Gail Coutain of Mattapan — originally from Trinidad and Tobago — says she has experienced racism first hand. Like when a man at a gas station recently told her to go back to her country.
She even hears insensitive comments from white colleagues at her job in state government.
Coutain recounts: “Statements like, ‘I’m so sick of hearing about Black Lives Matter... who really cares?' So I looked at her and I said, ‘Do you realize I’m Black?’ [And she says] ‘I don’t mean you, you're fine.’”
“I excuse some of it because it's unconscious, but it's there."
Coutain says her department has yet to offer racial sensitivity training to employees - but she's hoping that changes soon. While racism isn't new, she thinks she's seen a clear increase in anti-Black racism since Donald Trump was elected.
Overall, roughly 80% of respondents said racism was a very serious or somewhat serious problem in the city.
The survey also found 44% of Black Boston voters — and 33% of Hispanics — said they have experienced discrimination over the past year, compared to 10% of white voters. (The poll did not include large enough samples to provide similar statistics for other race and ethnic groups.)
Take Sergio Asturias, a janitor with the Boston Housing Authority and an immigrant from Guatemala. He says he regularly faces racial hostility - from white and Black people alike.

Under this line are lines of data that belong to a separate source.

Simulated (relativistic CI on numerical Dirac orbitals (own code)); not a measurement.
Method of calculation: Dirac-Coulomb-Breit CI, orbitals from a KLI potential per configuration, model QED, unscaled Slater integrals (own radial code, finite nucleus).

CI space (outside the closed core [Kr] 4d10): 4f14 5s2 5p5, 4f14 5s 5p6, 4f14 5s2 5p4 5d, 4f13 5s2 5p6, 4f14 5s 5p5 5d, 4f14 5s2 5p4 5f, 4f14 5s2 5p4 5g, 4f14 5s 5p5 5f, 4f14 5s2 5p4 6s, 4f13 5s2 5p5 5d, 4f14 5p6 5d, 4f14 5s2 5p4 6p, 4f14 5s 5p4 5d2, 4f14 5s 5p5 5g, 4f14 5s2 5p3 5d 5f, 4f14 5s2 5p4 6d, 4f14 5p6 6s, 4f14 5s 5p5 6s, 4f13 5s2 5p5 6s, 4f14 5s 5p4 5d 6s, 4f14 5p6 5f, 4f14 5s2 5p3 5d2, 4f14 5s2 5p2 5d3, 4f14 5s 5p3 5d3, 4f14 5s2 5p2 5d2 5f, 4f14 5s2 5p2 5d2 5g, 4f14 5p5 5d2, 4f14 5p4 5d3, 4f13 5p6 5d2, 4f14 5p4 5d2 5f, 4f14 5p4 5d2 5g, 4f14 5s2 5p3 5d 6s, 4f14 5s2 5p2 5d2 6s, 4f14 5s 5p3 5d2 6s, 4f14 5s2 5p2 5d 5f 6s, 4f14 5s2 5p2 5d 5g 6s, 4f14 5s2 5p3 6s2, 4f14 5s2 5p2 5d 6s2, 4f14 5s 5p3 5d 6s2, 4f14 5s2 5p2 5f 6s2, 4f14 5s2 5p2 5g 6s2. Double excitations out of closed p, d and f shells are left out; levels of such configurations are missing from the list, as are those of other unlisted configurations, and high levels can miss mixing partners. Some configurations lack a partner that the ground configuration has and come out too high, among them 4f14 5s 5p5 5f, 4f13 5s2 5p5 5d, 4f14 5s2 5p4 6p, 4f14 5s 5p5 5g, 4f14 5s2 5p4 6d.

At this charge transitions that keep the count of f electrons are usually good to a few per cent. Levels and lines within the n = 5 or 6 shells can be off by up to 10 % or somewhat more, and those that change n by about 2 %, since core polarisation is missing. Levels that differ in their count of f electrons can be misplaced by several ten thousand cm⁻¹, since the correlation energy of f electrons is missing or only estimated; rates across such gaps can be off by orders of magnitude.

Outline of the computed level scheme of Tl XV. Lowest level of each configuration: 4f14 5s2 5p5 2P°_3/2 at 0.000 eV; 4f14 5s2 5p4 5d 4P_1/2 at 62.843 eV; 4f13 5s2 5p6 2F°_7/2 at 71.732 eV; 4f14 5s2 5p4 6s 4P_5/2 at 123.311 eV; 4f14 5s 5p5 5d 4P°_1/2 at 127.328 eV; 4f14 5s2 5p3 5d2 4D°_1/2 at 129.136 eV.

"Many of these people have become disrespectful to people like us," Asturias says in Spanish. "They make rude gestures at you at the stoplight, they say things to you inside the train. They look at you with contempt."
Asturias has lived in Boston for 16 years, but like Coutain, he thinks racism has gotten worse over the last four.
"The other night I was walking near Macy's," Asturias says, "and a guy came up and asked why I was walking near him — and he put his fists up like he was going to attack me. I pretended not to understand and walked away, but he kept following me."
People across the country also say racism is a serious problem. A national poll by Monmouth last summer found 92% of Black non-Republicans identified racism as a problem — up significantly since the start of the Black Lives Matter protests last Spring.
But Elizabeth Corbett of Dorchester is among the 1 in 6 white voters in the WBUR poll who said racism in Boston is not a serious problem.
"I don't see or hear racism as a problem daily here,” she says. “It's definitely a problem in America, but as far as the city itself, I don't feel like it's as bad as it is in many other states."
The WBUR survey included 552 Boston registered voters. The poll was co-sponsored by the Dorchester Reporter and the Boston Foundation, and conducted by MassINC Polling Group. The poll had a 4.9% margin of error for the overall sample.
Racial inequality has become a defining issue in this year's mayor’s race, with candidates competing to offer the most convincing version of a more inclusive city.
This segment aired on April 15, 2021.